But, it is also a fact that signs that the partnership between what her father Mufti Muhammad Sayeed had termed as ‘North Pole and South Pole’ was falling apart before completion of the stipulated six-year term of the government were there for months.

The scepticism was only strengthened after the two parties publicly took sharply divergent paths on various issues, the latest being extending a conditional cease-fire beyond Ramzan and resuming anti militancy operations in the Valley. The rift between the two sides came to the fore earlier, also when the chief minister turned down the BJP’s demand that the probe into the gang-rape and murder of an 8-year-old nomad girl inside a temple in the state’s Kathua district in January this year be handed over to the CBI.

Two BJP ministers had even participated in a rally held in support of the accused. They were subsequently made to quit in the run up to a reshuffle in the Council of Ministers but reportedly continued to be encouraged by the BJP leadership.

While announcing the BJP’s decision in New Delhi, the party national secretary general Ram Madhav said, “We have taken a decision, it is untenable for BJP to continue in alliance with PDP in Jammu and Kashmir, hence we are withdrawing.”

Military campaign

Sources in the PDP said that after deciding not to extend the conditional ceasefire announced by the centre for the Islamic fasting month of Ramzan, the Modi government has decided to launch a tough military campaign against separatist militants in the restive state and give a ‘free hand’ to security forces to deal with the situation. The PDP did not agree to it which triggered differences that soon reached the point of no return. Yet, the PDP had not expected its coalition partner to call it a day so soon.

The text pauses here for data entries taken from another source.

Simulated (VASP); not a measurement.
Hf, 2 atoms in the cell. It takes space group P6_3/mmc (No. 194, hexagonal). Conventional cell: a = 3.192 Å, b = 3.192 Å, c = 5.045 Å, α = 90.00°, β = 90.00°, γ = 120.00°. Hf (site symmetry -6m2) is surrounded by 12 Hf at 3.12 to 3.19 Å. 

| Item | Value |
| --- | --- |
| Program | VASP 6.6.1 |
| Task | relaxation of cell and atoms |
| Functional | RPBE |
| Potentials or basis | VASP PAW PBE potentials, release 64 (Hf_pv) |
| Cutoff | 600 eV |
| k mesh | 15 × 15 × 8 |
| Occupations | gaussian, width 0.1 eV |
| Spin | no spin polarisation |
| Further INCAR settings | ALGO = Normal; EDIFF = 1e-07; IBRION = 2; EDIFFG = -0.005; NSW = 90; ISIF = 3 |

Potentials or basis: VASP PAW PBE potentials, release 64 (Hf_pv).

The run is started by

The chief minister and the PDP had also pleaded for extending the Ramzan truce beyond Eid-ul-Fitr to pave the way for holding talks with the separatists which was ignored by the centre, the sources said.

However, the sections of security forces and also senior Army commanders were against extending Ramzan cease-fire and even eager not only to resume but also bump up anti militant and anti terror operations across the Kashmir Valley at earliest. They are planning to launch ‘Operation All Out II’ against the militants as during the first phase of the campaign more than three hundred militants including several top commanders were killed in 2017 and during the first four and half months of 2018.

Local watchers see in the BJP’s decision also an attempt to charm its constituency as the party was being openly accused of surrendering to power lust the interests of Jammu from where it won almost all the 25 seats in the 2014 assembly election. On the other hand, the PDP’s support base is the Kashmir Valley from where it won most of the 28 seats in its tally. This support base has eroded over the past three years because it choose the saffron party as its ally. The unending killings in the Valley have also hit its acceptability.

Open differences

Ever since the two parties joined hands to form a government in 2015, they have publicly differed on the issues including Article 370 of the Constitution which guarantees special status to J&K within the Indian Union. While the PDP would repeatedly say it will never allow dilution of this provision, the BJP would publicly vow that abrogation of Article 370 and its upshot, including Article 35A, are ‘core agenda’ of the party and that it has never left and abandoned it. “Only for the purposes of running a coalition government in the state, the party had decided not to press for abrogation of Article 370 while in government but in no way has it abandoned this agenda,” the party would say.

Mehbooba Mufti took over as chief minister of the restive state after a delay of nearly three months following the death of her father and PDP patron Mufti Mohammed Sayeed in January 2015. The reluctance to sit on the hot seat was projected by her party as testimony to her not being ‘power hungry’ or an opportunist daughter. In fact, she herself went on record to say that she wanted certain J&K-specific “confidence building measures” before she could actually give a serious thought to stepping into her father’s shoes. She also insisted on unspecified concessions and incentives as prerequisites for government formation.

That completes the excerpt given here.